Can we see Christian fathers or husbands who are willing out of their faith in the Christian marriage and family, to take their wives as Joseph took Mary even when every piece of evidence is against the woman? And so also for the wives to take their husbands? Can we see young people who refuse to follow what everyone seems to be doing because of their faith, even when thought foolish?  Can we see Christian priests and pastors who are like Isaiah ready to insist on faith and obedience in God and act so in their own lives rather than follow what everyone is doing in society – especially the craze for wealth? Where are the crazy-looking John the Baptist of the wilderness, where are the Josephs of honour and integrity, where are the believing Mary and where are the hopeful Zacharias and Elizabeths? Where are the pious obedient people of faith?

This kind of obedience may be a tall order for our time. Yet the scriptures testify that such obedience of faith has been what made the difference in history. No matter how hopeless the situations and society can be, the faithful God of promises continues to prove to his faithful apostles that their choice of obedience to him out of their faith remains the solution for history.

May God continue to hold our “thought captive to obey Christ” (2 Cor 10:5) so that we will be used as an apostle of obedience of faith for our own time.





The last Sunday of Advent already echoes the arrival of Emmanuel, the son of God and the Christ who will bring God’s salvation upon the world. All these while, the readings have been calling us to prepare the way/path for his arrival, levelling every rugged/crooked ground in our life. The Emmanuel can be very selective as to where He will first arrive and where He will begin his saving mission and reign of righteousness, justice, peace and joy. He chose the lineage of David for a reason; that reason becomes the scorecard for our Advent preparations.

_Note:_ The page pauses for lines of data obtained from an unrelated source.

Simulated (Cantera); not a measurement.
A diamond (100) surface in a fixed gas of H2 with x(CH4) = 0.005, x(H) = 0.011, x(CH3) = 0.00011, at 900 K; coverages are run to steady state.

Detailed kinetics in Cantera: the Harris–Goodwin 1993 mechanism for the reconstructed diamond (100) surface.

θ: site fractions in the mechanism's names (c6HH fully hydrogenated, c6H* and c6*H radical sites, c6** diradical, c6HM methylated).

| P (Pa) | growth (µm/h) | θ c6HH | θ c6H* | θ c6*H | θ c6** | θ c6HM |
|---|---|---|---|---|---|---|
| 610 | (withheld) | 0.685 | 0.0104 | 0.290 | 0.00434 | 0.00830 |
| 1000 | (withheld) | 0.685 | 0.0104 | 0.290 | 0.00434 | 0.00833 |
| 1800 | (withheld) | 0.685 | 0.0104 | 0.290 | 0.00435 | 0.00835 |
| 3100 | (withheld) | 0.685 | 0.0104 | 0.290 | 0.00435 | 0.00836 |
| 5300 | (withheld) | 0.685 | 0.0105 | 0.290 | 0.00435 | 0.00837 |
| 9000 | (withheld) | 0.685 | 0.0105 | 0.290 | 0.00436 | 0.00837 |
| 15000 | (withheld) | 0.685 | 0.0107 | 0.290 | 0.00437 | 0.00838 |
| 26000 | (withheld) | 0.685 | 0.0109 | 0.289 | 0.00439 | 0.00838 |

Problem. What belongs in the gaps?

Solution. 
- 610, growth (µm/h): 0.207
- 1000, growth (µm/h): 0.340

THE FIRST READING (IS. 7: 10 – 14)

In the first reading, the prophet Isaiah prophesied to the house of David who has been the least to weary God or the least to offend God. Among you, a virgin shall conceive and bear a son and call his name Emmanuel. The house of David became a hint for us to know where God would certainly love and choose to arrive; a man/house after God’s own heart; a house that readily repents after offending God’s commands; a house that readily recalls all the Lord has done for them with thanksgiving; a house that readily chooses God’s promises, terms, conditions and even punishments over that of the world.


In the second reading, St. Paul also confirmed the descent of the Son of God from the house of David from where we all now share/receive the grace of apostleship to bring about the obedience of faith among all nations; and now called to belong to the house of Jesus Christ. To belong to the house of David and consequently to Christ, we must trust and obey the words and promises of God.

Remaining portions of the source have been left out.